Saturday, 10 December 2011

Facing up to cyclone Friedhelm

Cyclone Friedhelm. Image from Wiki Commons
There have been warnings for days. Meteorologists have been tracking an unusually active kink in the polar front over the north Atlantic. Such extratropical cyclones, to give them their technical name, are commonplace. They are the dominant weather feature of our islands, bringing moisture laden air, brisk westerly winds and alternating cold and warm fronts in seemingly relentless strings. They queue up over the ocean, one behind another, waiting to dump their cargo of rain on our already sodden ground. But Cyclone Friedhelm is out of the ordinary, a once-in-a-decade storm.

Watching its progress on an animated meteorological chart is a sinister experience. It appears to snag on the southern tip of Greenland before breaking loose, heading south of Iceland and on a collision course for Scotland. All the while the depression is deepening. Isobars crowd thickly in ever decreasing circles, a black hole, a malevolent eye. I tap the barometer glass for the third or fourth time this morning and the needle jolts abruptly. Atmospheric pressure has dropped by more than twenty millibars in a matter of hours. In the fridge a bottle of sparkling water looks fit to burst.
Suck. Anish Kapoor's bottomless vortex.
at Jupiter Artland

Across the country schools and offices are closing as Scotland braces itself. A steep pressure gradient means wind, great howlings of wind that rampage around this profound puncture in the atmosphere. I liken it to one of those clever donation boxes you sometimes see in museums. Roll your pennies down the shute and watch them spiral faster and faster into the vortex before being gobbled up. And then I remember Suck, a disturbing piece of landscape art by Anish Kapoor. Suck is a great funnel in the ground, but sealed behind a cage so its bottom cannot be seen, only imagined. It may go on to the centre of the Earth, or forever.

On the east coast the worst will not arrive until dusk but already hailstones drill against the windows. Outside on the street the wind slides traffic cones like striped playing pieces on a giant game board. But Friedhelm is only limbering up. By lunchtime the news is reporting a gust of 101mph on the Tay Bridge adding, almost unnecessarily, that it has been closed to all traffic. The Aonach Mor ski centre boasts 130, but the prize goes to the Cairngorm Plateau clocking in at a frightening 165mph, not quite a record but close. Colloquially the Scots are calling it Hurricane Bawbag which, if you speak any Scots, you will know is hardly a term of endearment.

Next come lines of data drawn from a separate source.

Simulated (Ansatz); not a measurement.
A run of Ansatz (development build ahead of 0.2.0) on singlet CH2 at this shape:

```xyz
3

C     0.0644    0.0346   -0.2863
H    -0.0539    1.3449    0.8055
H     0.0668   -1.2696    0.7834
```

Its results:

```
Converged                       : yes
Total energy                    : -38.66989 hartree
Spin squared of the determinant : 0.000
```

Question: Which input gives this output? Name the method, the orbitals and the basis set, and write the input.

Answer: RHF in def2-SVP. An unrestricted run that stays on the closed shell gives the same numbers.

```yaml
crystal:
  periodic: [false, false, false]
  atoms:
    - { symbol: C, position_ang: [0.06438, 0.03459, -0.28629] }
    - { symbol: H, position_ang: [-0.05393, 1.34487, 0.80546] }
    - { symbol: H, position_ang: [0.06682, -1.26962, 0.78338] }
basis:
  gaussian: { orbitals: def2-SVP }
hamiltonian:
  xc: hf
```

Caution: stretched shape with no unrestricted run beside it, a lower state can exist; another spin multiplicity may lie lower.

I cannot get to work, there are no trains. But I venture out and the assault is instant. Looking up the clouds are moving so fast it seems as if the triple steeples of St Mary's Cathedral are tumbling. The streets are strewn with cardboard and dead umbrellas. And then a new experience for me. For the first time in my life I am quite literally swept off my feet. Turning the corner I am taken from behind by a sudden squall and find myself dumped without dignity on the wet pavement. Unhurt, I can only laugh along with witnesses at the absurdity of it and think myself fortunate not to be on Aonach Mor or the Cairngorms.

Friedhelm, or Bawbag, rages well into the evening, roaring through the bare trees and punishing pedestrians with volleys of hail. By 10pm the worst is past and I pick my way home through a debris of roof slates and snapped branches. Mercifully it seems nobody has been seriously hurt, although there have been some lucky escapes from burst rivers farther south and there is temporary misery for those left without power. Next day the story is told in sequences of dramatic pictures on internet news sites: towering waves, wrecked wind turbines and the inevitable felled trees. Cyclone Friedhelm will be a storm talked about for a long while in Scotland, at least until the next one.


  1. What a powerful description of last Thursday in Scotland. Your writing has brought the cyclone back with the staggering clarity of simile and metaphor. Tumbling steeples, dead umbrellas, bottomless vortex and playing pieces moving by wind-power. It was a day of elemental savagery. Perfectly observed and beautifully illustrated with photographs, Anhrefn.

  2. A second storm of similar ferocity followed on earler this week, resulting in much the same travel disruption due to high winds and snow. Oddly it received nothing like the level of media coverage of Friedhelm.

    I must confess my photographs are actually not of cyclone Friedhelm but an earlier storm, when it was easier to stand up! I am very pleased you like them though.